In [None]:
%load_ext autoreload
%autoreload 2
%matplotlib inline

import os

import pandas as pd
from tqdm.autonotebook import tqdm

tqdm.pandas()

# How to use this notebook 
- This notebook describes the process to model and bulid the recommend service
- It contains some EDA and is a playground for my experiments
- This notebook can be executed from top to bottom to arrive at a served service

# Approach to train a Restaurant Recommender

## Choose method
- I came across <a href="https://arxiv.org/abs/1507.08439">LightFM paper</a> months ago and was fascinated about how intuitive it is. Based on that paper, LightFM does not only able to incorporate metadata from users and items, it also is capable of outputing semantics embeddings. Furthermore, LightFM is made to exploit implicit feedback, which is the type of rating we have for this problem.
- Apart from LightFM, a content-based recommendation system comes top of my mind as I see the sparse interactions where 75% of our users are one-off.
    
## Define rating
- There are three kinds of rating I have tried:
    - The count number of reservations
    - The weigthed count number of reservations (based on both average of that user and average of that restaurant)
    - A random rating, to estimate impact of rating on our performance metrics (AUC and Precision At K)
- Since the experimental result suggests no significant change in performance w.r.t. to rating calculation, the final model sticks with the basic one (count reservations).

## Split train test
- As in this scope I don't exploit contextual information to recommend, I try to model the taste of users.
- Given the above objective, I apply a simple ratings drop-out for test set

## Fit model
- LightFM offers a variety of hyper-parameters. Reading the docs gives me enough information to select a decent default parameter including `loss='warp'` and `n_components=50`.
- I try some quick random searches and find no significant improvement.
- I try incorporating the categorical metadata of restaurants as features, but no significance found either.
- Therefore, I believe that the next experiment should be to re-examine the way we feed data into model training. Then to change the input and maybe combine other approaches.

## Serve model
- As the time of this writing, BentoML is a new (2 years old) and promising open-source package to help us ship our model.
- As BentoML has not yet introduced a pre-defined framework for LightFM, I implement two custom artifacts to encapsulate LightFM modeling objects: dataset and model. It is convenient that the LightFM artifacts can be persisted using Python `pickle` package (just like Scikit-Learn).
- In case input user not found by LightFM model, there is a Popular Recommender as fallback

## Shipping
- As they are shared many environment requirements, I extend the bentoml docker image to build a new one ready to run our scripts
- The training outputs artifacts to a shared volume so that later processes can pick up

# Load data

In [None]:
DATA_RAW_DIR = "../data/datasets/"

In [None]:
rez_df = pd.read_csv(DATA_RAW_DIR + "reservations.csv", dtype={"rez_id": str})
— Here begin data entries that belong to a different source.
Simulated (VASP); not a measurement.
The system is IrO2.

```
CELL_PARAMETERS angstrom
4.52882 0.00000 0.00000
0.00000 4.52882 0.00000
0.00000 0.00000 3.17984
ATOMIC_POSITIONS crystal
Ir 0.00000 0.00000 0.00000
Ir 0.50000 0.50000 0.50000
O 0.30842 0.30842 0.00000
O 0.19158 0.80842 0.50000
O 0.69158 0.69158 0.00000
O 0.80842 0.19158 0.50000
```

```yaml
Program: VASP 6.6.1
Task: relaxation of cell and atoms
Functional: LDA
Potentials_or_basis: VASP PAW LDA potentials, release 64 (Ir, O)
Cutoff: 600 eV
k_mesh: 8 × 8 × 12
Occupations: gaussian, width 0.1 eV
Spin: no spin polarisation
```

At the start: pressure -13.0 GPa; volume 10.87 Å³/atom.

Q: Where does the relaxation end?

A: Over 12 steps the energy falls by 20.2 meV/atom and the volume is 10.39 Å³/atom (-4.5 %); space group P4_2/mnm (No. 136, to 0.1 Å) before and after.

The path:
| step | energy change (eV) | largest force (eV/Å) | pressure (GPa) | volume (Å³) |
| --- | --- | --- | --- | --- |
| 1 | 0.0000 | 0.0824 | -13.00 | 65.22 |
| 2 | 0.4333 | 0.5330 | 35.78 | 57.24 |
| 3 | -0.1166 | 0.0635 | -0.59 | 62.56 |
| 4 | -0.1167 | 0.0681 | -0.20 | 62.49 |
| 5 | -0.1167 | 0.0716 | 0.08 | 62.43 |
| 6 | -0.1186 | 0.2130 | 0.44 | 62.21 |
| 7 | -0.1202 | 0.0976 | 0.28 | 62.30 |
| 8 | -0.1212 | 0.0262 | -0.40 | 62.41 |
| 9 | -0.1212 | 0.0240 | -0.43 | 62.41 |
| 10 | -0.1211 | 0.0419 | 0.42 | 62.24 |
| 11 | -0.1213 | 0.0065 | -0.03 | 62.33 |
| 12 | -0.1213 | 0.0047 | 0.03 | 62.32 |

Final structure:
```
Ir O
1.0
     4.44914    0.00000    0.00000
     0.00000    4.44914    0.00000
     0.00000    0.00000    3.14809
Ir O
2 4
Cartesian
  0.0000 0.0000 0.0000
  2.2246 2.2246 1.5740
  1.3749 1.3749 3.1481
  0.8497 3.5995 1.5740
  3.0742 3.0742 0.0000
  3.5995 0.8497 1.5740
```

rez_df["reservation_time"] = pd.to_datetime(
    rez_df["reservation_time"], unit="s", utc=True
)
rez_df["booking_time"] = pd.to_datetime(rez_df["booking_time"], unit="s", utc=True)

In [None]:
rez_df

# EDA

## Identify low-frequency restaurants

Assumption: Those low-frequency restaurants are not safe to recommend because we know little about them.

In [None]:
res_freq = rez_df.groupby(["RestaurantUID"]).agg(
    {"rez_id": ["nunique"], "hashed_email": ["nunique"]}
)
res_freq.columns = ["_".join(col).strip() for col in res_freq.columns.values]

In [None]:
res_freq.describe(include="all", percentiles=[0.05, 0.1, 0.2, 0.5, 0.75]).T

If we recommend only restaurants that have more than 10 users visited, we drop about 20% restaurants.

## Identify low-frequency users

In [None]:
user_freq = rez_df.groupby(["hashed_email"]).agg(
    {"rez_id": ["nunique"], "RestaurantUID": ["nunique"]}
)
user_freq.columns = ["_".join(col).strip() for col in user_freq.columns.values]

In [None]:
user_freq.describe(include="all", percentiles=[0.25, 0.5, 0.75, 0.8, 0.9]).T

If we apply LightFM to recommend for only users visiting more than 1 restaurant, we will not touch 75% of our uses! This finding also indicates that we suffer from cold-start problem and might need to add a content-based recommender system to handle.

# Preprocess

## Count reservations as rating

In [None]:
rating_df = rez_df.groupby(["hashed_email", "RestaurantUID"]).agg(
    {"rez_id": ["nunique"]}
)
rating_df.columns = ["_".join(col).strip() for col in rating_df.columns.values]
rating_df = rating_df.reset_index()
rating_df

In [None]:
rating_df.describe(include="all", percentiles=[0.25, 0.5, 0.75, 0.8, 0.9, 0.95]).T

Only 5% users booked a restaurant more than once.

The first naive implicit rater is to clip the `rez_id_nunique` in the range (1, 5)

In [None]:
rating_df["rating"] = rating_df["rez_id_nunique"].clip(lower=1, upper=5)

## Weighted average rating

In [None]:
rating_df["hashed_email_mean_rating"] = rating_df.groupby(["hashed_email"])[
    "rating"
].transform("mean")
rating_df["RestaurantUID_mean_rating"] = rating_df.groupby(["RestaurantUID"])[
    "rating"
].transform("mean")

In [None]:
rating_df["rating_wa"] = (
    rating_df["rating"] / rating_df["hashed_email_mean_rating"]
    + rating_df["rating"] / rating_df["RestaurantUID_mean_rating"]
) / 2

In [None]:
rating_df.describe(include="all").T

## Random rating

To test the impact of implementing implicit rating

In [None]:
import numpy as np

In [None]:
random_range = list(range(1, 5))
rating_df["rating_random"] = np.random.choice(random_range, size=rating_df.shape[0])

# Getting restaurant metadata

## Load res_cats

In [None]:
cat_df = pd.read_csv(DATA_RAW_DIR + "restaurant_category.csv", dtype=str)
res_cats_rel_df = pd.read_csv(DATA_RAW_DIR + "res_cats_relationship.csv", dtype=str)

In [None]:
cat_df

In [None]:
_cols = ["id", "name"]
_cat_df = cat_df[_cols].rename(columns={"id": "parent_id", "name": "cat_parent_name"})
cat_cross_df = cat_df.merge(_cat_df, how="left", on="parent_id")
cat_cross_df["cat_parent_name"] = cat_cross_df["cat_parent_name"].str.upper()

In [None]:
cat_denom_df = res_cats_rel_df.merge(
    cat_cross_df, how="left", left_on="cat_id", right_on="id"
)

cat_denom_df = cat_denom_df.drop(["id"], axis=1)
cat_denom_df = cat_denom_df.rename(
    columns={
        "parent_id": "cat_parent_id",
        "name": "cat_name",
        "country_code": "cat_country_code",
    }
)
cat_denom_df["cat_name"] = cat_denom_df["cat_name"].str.lower()

In [None]:
res_agg_df = cat_denom_df.groupby(
    ["RestaurantUID", "cat_country_code"], as_index=False
)["cat_id"].count()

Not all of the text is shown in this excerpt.